Summer Getaway | Hampshire County, Massachusetts

Lord Jeffery Inn, Amherst, Massachusetts

While Boston and the coastal towns and islands of Massachusetts are generally the first options that spring to mind while envisioning a summer vacation in the Commonwealth, the picturesque, green hilltowns of Western Massachusetts offer a beautifully alluring alternative.

Hampshire county, in the Pioneer Valley of Western Massachusetts, is a flourishing hub for higher learning. Known as home to the Five Colleges, Hampshire county offers a vibrant, intellectual atmosphere that fosters art, historic preservation, unique shopping and dining, and countless stimulating opportunities and activities. All of this in a beautiful, quaint New England setting.

Farmers Market in Amherst Common

Hosted by the Hampshire County Regional Tourism Council, I was introduced to many things that I had no idea this area offered. It was all so captivating and has left me wanting to return to find other Pioneer Valley hidden gems.

I spent my weekend staying at The Lord Jeffery Inn, which sits right across the street from bustling Amherst Common. Built in 1926, the historic feel and architecture was right up my alley. I love a true classic, and the white-washed brick of the exterior caught my eye and charmed me immediately.

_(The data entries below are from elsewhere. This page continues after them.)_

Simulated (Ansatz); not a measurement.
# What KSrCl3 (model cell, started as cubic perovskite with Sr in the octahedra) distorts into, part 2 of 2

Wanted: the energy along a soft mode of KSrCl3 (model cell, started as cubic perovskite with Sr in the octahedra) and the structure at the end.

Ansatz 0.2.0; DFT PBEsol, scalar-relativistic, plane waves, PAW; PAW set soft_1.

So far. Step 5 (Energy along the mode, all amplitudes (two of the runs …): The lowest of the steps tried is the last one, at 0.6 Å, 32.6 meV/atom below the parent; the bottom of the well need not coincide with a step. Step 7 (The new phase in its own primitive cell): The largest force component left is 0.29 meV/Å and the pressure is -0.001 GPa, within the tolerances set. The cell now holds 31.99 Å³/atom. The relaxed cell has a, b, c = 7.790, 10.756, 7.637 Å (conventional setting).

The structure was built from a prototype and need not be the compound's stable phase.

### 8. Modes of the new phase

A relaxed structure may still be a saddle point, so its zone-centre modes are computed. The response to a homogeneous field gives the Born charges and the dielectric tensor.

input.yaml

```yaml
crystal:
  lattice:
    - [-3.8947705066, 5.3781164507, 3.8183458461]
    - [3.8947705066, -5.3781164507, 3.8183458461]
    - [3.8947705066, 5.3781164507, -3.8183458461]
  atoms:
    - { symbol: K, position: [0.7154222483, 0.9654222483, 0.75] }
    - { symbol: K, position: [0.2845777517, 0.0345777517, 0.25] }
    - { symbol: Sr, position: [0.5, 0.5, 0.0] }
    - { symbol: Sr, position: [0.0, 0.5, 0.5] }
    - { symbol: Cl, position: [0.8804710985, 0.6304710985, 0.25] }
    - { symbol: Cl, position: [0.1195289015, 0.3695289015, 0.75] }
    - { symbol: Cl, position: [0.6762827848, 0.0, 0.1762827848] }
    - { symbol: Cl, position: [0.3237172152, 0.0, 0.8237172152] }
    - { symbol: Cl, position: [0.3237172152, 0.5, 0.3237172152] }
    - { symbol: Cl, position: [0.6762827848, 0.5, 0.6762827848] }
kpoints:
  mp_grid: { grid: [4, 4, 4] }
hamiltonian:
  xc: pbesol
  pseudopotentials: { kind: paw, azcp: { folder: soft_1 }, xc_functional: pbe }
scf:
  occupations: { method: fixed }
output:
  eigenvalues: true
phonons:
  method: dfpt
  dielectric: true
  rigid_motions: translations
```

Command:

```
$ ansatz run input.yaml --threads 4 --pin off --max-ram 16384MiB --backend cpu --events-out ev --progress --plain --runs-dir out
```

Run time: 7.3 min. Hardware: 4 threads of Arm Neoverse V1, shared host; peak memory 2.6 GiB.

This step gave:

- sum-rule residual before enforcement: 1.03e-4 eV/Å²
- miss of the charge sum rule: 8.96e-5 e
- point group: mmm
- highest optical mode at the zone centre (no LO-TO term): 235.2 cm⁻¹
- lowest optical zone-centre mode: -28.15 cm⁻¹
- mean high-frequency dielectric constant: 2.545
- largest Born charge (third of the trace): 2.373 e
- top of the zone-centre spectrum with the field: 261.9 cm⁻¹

I fell in love with architecture of the inn

My room

A perfect greeting!

Lord Jeffery Inn's library room

In the library

Beautiful Lord Jeffery Inn

I love the outdoor dining and bar at the inn!

Rooftop fireside at Lord Jeffery Inn

The Lord Jeffery Inn is large, rambling down the block, and architecturally charming

Just outside the doors of the inn, the weekly Amherst Farmers Market was in full-swing, and we quickly got swept up in the local shopping, music, and ice cream being served on that hot summer's day. A friendly, relaxed atmosphere settled on the market crowd, and its clear the residents of Pioneer Valley appreciate and feel completely at home in this joyful, creative, and engaged community nestled in the scenic green hills.

After leisurely wandering through the colorful, interesting market stalls and picking up a few treasures, we headed out to Hatfield, Massachusetts. Hatfield is a town with all the charm you'd envision a historic New England, farming town in the lush Connecticut River countryside to provide. It was there that we would attend a cooking class at Good Stock Farm.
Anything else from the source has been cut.